问题
I'm noticing some odd behavior in the SQL generated for queries against string fields in MS SQL.
Server version: SQL Server 2014 12.0.5000.0
Collation: SQL_Latin1_General_CP1_CI_AS
Python version: 3.7
Our database has a mix of NVARCHAR
(mostly newer) and VARCHAR
(mostly older) fields. We are using SQLAlchemy to connect our Python application to the database, and even though we specify that a column is of type String
(as opposed to Unicode
), the executed SQL always comes out in NVARCHAR
syntax (for example, N'foo'
).
This ends up creating some obvious problems, as a simple index lookup on a multi-million row table turns into a giant string re-encoding operation.

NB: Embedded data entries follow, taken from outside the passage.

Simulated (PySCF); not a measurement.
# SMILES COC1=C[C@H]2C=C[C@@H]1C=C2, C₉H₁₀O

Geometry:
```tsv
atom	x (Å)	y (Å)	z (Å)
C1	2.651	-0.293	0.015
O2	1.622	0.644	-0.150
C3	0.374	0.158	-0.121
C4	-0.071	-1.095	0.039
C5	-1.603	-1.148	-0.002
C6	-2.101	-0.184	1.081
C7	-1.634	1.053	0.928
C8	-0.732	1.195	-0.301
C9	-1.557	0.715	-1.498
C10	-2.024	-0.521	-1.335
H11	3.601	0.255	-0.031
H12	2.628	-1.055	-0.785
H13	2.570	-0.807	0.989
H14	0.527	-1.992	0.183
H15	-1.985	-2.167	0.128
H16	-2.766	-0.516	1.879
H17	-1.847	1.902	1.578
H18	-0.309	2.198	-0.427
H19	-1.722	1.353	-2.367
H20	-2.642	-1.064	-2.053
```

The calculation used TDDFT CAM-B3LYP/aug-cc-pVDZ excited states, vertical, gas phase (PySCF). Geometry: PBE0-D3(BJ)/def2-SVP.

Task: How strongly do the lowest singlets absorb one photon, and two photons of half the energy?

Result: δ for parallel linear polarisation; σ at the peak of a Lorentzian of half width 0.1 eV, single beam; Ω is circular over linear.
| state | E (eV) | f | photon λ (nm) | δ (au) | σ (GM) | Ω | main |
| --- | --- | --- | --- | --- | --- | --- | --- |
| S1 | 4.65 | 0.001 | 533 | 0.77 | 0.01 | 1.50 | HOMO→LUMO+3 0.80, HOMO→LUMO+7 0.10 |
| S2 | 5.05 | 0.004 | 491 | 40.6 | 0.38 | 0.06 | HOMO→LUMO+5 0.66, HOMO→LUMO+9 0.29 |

The workaround I discovered is to pass in bytestrings (a la s.encode("utf-8")
) instead of str
s, but this is incredibly error-prone and hackish. I expected SQLAlchemy to handle this automatically since I told it that I'm querying against a String
column and not a Unicode
column.
If this is supposed to happen automatically, then maybe it's because it doesn't know the database collation? If so, how would I go about setting this?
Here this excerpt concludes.